Deriving Data Structures

Data Structures are the basic building blocks of software. In this article, one eBay engineer gives his perspective on how they might have evolved over time, enabling us to build complex things out of simpler parts.

When I started learning about data structures, I wondered how some pretty cool ones might have evolved over time and how things might have been invented on top of other ideas. It’s like someone invented a wheel with no knowledge that one day it might be used to build a car. But as with everything else, concepts start adding up together over time and we are able to build complex things on top of other things.

It all started with arrays, one of the oldest data structures. A pretty neat idea: a collection of identical things, but, more importantly, stored in contiguous memory locations. Any particular index accessed within O(1) time resulted in fast random access. Why contiguous? We want fast random access, and the fastest way to do it would be for the compiler to:

  1. Get the base address of the array.

  2. Calculate an offset by multiplying the array index by the size of each element.

  3. Add the base address to the offset to form the address of the desired array element.

  4. Load or store to the desired element using the calculated address.

This allows us to get the exact memory location needed for random access. In fact, with index registers, the content of the register can be added to an immediate address (one that is part of instruction itself) to form the “effective” address of the actual data. It makes sense to have contiguous memory assigned in the case of arrays. Any addition on elements more than what we estimated at initial size means we need to copy over all of elements and find another free space in memory for all of the array. The first digital computers used machine-language programming to set up and access array structures. John von Neumann wrote the first array-sorting program (merge sort) in 1945, during the building of the first stored-program computer.

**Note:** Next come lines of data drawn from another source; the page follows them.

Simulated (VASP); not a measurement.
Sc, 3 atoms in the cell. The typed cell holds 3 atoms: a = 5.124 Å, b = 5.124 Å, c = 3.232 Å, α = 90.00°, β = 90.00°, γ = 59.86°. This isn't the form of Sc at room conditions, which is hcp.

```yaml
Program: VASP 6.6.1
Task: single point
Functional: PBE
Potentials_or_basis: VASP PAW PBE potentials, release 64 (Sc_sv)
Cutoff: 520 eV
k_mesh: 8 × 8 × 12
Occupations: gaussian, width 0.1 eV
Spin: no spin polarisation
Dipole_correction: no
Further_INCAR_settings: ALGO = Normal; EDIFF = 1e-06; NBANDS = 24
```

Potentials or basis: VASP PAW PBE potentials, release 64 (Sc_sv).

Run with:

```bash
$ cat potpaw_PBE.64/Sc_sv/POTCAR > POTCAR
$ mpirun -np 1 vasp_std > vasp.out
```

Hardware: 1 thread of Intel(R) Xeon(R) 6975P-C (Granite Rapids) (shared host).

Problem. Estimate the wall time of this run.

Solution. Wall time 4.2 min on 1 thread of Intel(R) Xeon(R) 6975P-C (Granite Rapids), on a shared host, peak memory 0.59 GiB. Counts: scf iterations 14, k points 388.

Linked lists are little different. They just allow you to put data in and link them together like a chain. There is no random access, since you have to traverse from the start nodes. Again, you might ask: “Why would I need this? I have the array data structure to give me random access, so why should I live with this limitation?” The reason is that linked lists need not be contiguous in memory. You can allocate nodes and just connect them via pointers. Pretty cool! No need to be in order in memory. This gives you flexibility when you don’t need random access and have no idea how much data you have to store. Preserving memory would have been super important on older computers, so the linked list data structure allows us to just get the right memory for any dynamic arbitrary data set. In fact, linked lists were developed in 1955–1956 by Allen Newell, Cliff Shaw, and Herbert A. Simon at RAND Corporation as the primary data structure for their Information Processing Language. If you go through a few pages, it mentions “Flexibility of Memory assignment.” The language and structure the authors proposed was used by the authors to develop several early AI programs, including a chess program. 1

Then came the idea of hashing. What should be the fastest way to find a number in a list of numbers? Logically, a binary search after sorting the numbers in O(log n) time. The genius is to realize there might be a way better than O(log n): apply a function on the input number itself that will tell us the index to use to fit in the array. Also, instead of N entries, let’s make an array with M entries, where N can independent of M. Even if there is a collision, we can insert this entry and form a linked list of collision entries, and then sequentially search each collision. This method would be still faster than searching all N entries. Notice the brilliance of combining the array and linked list data structures with a mathematical function to come up with super cool hash table. So, we solved the problem of lookups efficiently in O(1) time via the miracle of the hash function to point us to the array index. Hashing was invented in 1953 by Hans Peter Luhn2

Now, let’s extend that thought even further. We can store millions of numbers in a hash table and quickly find out whether a number is present. What happens if we want to store a billion or trillion numbers, or instead of numbers, we want to store a larger data set, for instance, user addresses? In theory, we can still work with what was invented (hash table), but the problem would be the memory needed to fit everything in. Storing such a big list is too memory intensive and almost non-practical.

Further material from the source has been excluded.